Repository 'RECsys_Challenge2024' found.


In [7]:
def upload_file(filepath_kaggle, filepath_github, commit_message):
    """
    Uploads a file from Kaggle to GitHub, updating it if it already exists in the repository,
    or creating it if it does not.

    Parameters:
    - filepath_kaggle: Path to the file in the Kaggle environment.
    - filepath_github: Target path in the GitHub repository where the file should be uploaded.
    - commit_message: Message for the commit on GitHub.
    """
    try:
        
        # Check if the file already exists in the GitHub repository
        contents = repo.get_contents(filepath_github)
        
        # If it exists, update the file
        with open(filepath_kaggle, "rb") as file:
            repo.update_file(
                contents.path, commit_message, file.read(), contents.sha
            )
        print(f"File '{filepath_github}' updated successfully.")
    
    except Exception as e:
        
        # If the file does not exist, create it
        with open(filepath_kaggle, "rb") as file:
            repo.create_file(
                filepath_github, commit_message, file.read()
            )
        print(f"File '{filepath_github}' created successfully.")

In [None]:
config = {
    'model': 'SLIMElasticNet',
    'tune_parameters': True,
    'database_path': '/kaggle/working/history_SLIMElasticNet.db',
    'copy_prev_best_params': False,
    'tune_best_params': True,
    'save_github': True
}

Import the database where previous tuning trials have been saved.

In [9]:
try:
    shutil.copyfile(
        f'/kaggle/working/RECsys_Challenge2024/TrainedModels/' \
        f'{config["model"]}Recommender/history_{config["model"]}.db', 
        config['database_path']
    )
except FileNotFoundError:
    pass # if not present optuna will create it

# Construction of URM and ICM matrices

In [10]:
URM_all_dataframe = pd.read_csv("/kaggle/input/recommender-system-2024-challenge-polimi/data_train.csv")
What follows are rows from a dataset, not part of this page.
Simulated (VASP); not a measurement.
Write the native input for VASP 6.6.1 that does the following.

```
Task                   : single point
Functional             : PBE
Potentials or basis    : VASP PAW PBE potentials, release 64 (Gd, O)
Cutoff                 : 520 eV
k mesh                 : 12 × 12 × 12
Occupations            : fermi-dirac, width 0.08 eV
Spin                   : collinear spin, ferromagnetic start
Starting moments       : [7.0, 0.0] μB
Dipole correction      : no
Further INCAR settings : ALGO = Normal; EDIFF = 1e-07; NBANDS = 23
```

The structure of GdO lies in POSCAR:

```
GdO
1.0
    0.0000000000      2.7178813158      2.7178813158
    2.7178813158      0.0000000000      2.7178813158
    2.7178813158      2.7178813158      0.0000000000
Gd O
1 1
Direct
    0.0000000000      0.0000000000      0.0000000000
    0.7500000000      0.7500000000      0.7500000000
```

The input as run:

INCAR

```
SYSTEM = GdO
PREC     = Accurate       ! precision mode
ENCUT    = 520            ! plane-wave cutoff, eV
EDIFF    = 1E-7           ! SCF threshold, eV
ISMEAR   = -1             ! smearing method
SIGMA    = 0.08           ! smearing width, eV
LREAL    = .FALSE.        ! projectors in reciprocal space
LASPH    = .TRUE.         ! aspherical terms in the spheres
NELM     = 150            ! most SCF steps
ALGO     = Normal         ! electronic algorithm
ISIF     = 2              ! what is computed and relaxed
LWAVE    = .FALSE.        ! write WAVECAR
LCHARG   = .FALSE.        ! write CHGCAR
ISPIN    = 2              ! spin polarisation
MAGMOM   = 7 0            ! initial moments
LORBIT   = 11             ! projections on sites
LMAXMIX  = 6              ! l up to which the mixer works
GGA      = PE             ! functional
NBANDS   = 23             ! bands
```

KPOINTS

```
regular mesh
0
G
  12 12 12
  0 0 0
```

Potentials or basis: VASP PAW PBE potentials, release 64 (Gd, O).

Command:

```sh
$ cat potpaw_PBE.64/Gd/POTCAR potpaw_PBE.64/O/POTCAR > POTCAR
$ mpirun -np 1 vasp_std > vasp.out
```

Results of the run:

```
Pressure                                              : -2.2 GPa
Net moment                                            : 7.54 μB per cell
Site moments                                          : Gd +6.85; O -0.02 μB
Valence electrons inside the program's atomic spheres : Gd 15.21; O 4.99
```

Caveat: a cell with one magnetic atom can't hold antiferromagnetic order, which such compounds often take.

n_users = len(URM_all_dataframe["user_id"].unique())
n_items = len(URM_all_dataframe["item_id"].unique())

URM_all = sps.csr_matrix((URM_all_dataframe["data"].values, 
                          (URM_all_dataframe["user_id"].values, URM_all_dataframe["item_id"].values)),
                        shape = (n_users, n_items))

URM_all

<Compressed Sparse Row sparse matrix of dtype 'float64'
	with 1764607 stored elements and shape (35736, 38121)>

In [11]:
ICM_dataframe = pd.read_csv("/kaggle/input/recommender-system-2024-challenge-polimi/data_ICM_metadata.csv")

n_items = len(ICM_dataframe["item_id"].unique())
n_features = len(ICM_dataframe["feature_id"].unique())

ICM_all = sps.csr_matrix((ICM_dataframe["data"].values, 
                          (ICM_dataframe["item_id"].values, ICM_dataframe["feature_id"].values)),
                        shape = (n_items, n_features))

ICM_all

<Compressed Sparse Row sparse matrix of dtype 'float64'
	with 2940040 stored elements and shape (38121, 94331)>

# Training

In [12]:
%cd /kaggle/working/RECsys_Challenge2024/

/kaggle/working/RECsys_Challenge2024


In [13]:
from Evaluation.Evaluator import EvaluatorHoldout
from Data_manager.split_functions.split_train_validation_random_holdout import split_train_in_two_percentage_global_sample

URM_train, URM_validation = split_train_in_two_percentage_global_sample(URM_all, train_percentage = 0.80)

evaluator_validation = EvaluatorHoldout(URM_validation, cutoff_list=[10])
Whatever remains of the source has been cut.